Allaying fears that energy consumption would increase manyfold as the world uses more and more data, new research has found that massive efficiency gains by data centres has kept energy use roughly flat over the past decade. Filled with computing and networking equipment, data centres are central locations that collect, store and process data. As the world relies more and more on data-intensive technologies, the energy use of data centres is a growing concern. It has also been argued that higher energy consumption by data centres could offset the gains on reductions on carbon emissions due to increased use of digital technology and paperless transactions.
“Considering that data centres are energy-intensive enterprises in a rapidly evolving industry, we do need to analyze them rigorously,” said study co-author Arman Shehabi, a research scientist at Lawrence Berkeley National Laboratory in California, US.

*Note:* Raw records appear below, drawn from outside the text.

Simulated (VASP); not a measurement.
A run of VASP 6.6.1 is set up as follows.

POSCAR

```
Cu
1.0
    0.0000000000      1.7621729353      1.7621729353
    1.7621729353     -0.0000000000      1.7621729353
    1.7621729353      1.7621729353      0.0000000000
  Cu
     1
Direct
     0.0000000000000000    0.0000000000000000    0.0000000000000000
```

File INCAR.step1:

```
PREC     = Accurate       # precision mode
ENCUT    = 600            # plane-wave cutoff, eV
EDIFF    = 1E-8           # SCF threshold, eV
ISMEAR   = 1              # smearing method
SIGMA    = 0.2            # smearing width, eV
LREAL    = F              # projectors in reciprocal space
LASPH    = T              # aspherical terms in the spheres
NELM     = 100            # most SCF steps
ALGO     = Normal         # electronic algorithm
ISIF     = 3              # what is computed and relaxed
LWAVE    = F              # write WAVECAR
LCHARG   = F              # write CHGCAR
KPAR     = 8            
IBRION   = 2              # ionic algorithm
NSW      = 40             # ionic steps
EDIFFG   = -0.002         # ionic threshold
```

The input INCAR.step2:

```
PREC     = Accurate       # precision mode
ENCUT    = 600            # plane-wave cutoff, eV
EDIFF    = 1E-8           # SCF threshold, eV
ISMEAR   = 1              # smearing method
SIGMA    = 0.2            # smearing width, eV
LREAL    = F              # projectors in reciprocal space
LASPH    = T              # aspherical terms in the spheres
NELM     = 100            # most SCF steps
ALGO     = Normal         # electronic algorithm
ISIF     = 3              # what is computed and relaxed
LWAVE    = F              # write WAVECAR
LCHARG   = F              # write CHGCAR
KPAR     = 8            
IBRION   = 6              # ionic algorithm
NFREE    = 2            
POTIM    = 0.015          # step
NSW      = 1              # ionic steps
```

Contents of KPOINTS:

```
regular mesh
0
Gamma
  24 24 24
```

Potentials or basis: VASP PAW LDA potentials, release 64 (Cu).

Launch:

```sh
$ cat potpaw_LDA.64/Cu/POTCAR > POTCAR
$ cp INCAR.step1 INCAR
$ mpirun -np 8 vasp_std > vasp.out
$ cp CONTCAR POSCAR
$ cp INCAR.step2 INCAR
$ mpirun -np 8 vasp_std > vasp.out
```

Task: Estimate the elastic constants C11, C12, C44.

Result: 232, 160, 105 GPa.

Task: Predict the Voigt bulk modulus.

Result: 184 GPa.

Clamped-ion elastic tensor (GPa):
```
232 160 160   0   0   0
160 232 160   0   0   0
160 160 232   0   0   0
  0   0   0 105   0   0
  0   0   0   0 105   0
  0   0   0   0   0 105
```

The Lawrence Berkeley National Laboratory (Berkeley Lab) is a US Department of Energy (DOE) Office of Science laboratory managed by the University of California.
“Less detailed analyses have predicted rapid growth in data centre energy use, but without fully considering the historical efficiency progress made by the industry. When we include that missing piece, a different picture of our digital lifestyles emerges,” Shehabi said.
For the study published in the journal Science, the researchers developed a detailed model of global data centre energy use.
“While the historical efficiency progress made by data centres is remarkable, our findings do not mean that the IT industry and policymakers can rest on their laurels,” said lead researcher Eric Masanet from Northwestern University in Illinois, US.
“We think there is enough remaining efficiency potential to last several more years. But ever-growing demand for data means that everyone — including policy makers, data centre operators, equipment manufacturers and data consumers — must intensify efforts to avoid a possible sharp rise in energy use later this decade,” Masanet said.
The researchers integrated new data from numerous sources, including information on data centre equipment stocks, efficiency trends, and market structure. The resulting model enables a detailed analysis of the energy used by data centre equipment (such as servers, storage devices and cooling systems), by type of data centre (including cloud and hyperscale centres) and by world region. The researchers concluded that recent efficiency gains made by data centres have likely been far greater than those observed in other major sectors of the global economy.
“Lack of data has hampered our understanding of global data centre energy use trends for many years,” said co-author Jonathan Koomey of Koomey Analytics. “Such knowledge gaps make business and policy planning incredibly difficult,” Koomey said.
The researchers also urged policy makers to increase research and development investment in next generation computing, storage and heat removal technologies to mitigate future energy use, while incentivising renewable energy procurement to mitigate carbon emissions in parallel.
The policy makers should also focus on investing in data collection, modelling and monitoring activities to eliminate blind spots and enable more robust data centre energy policy decisions, said the researchers.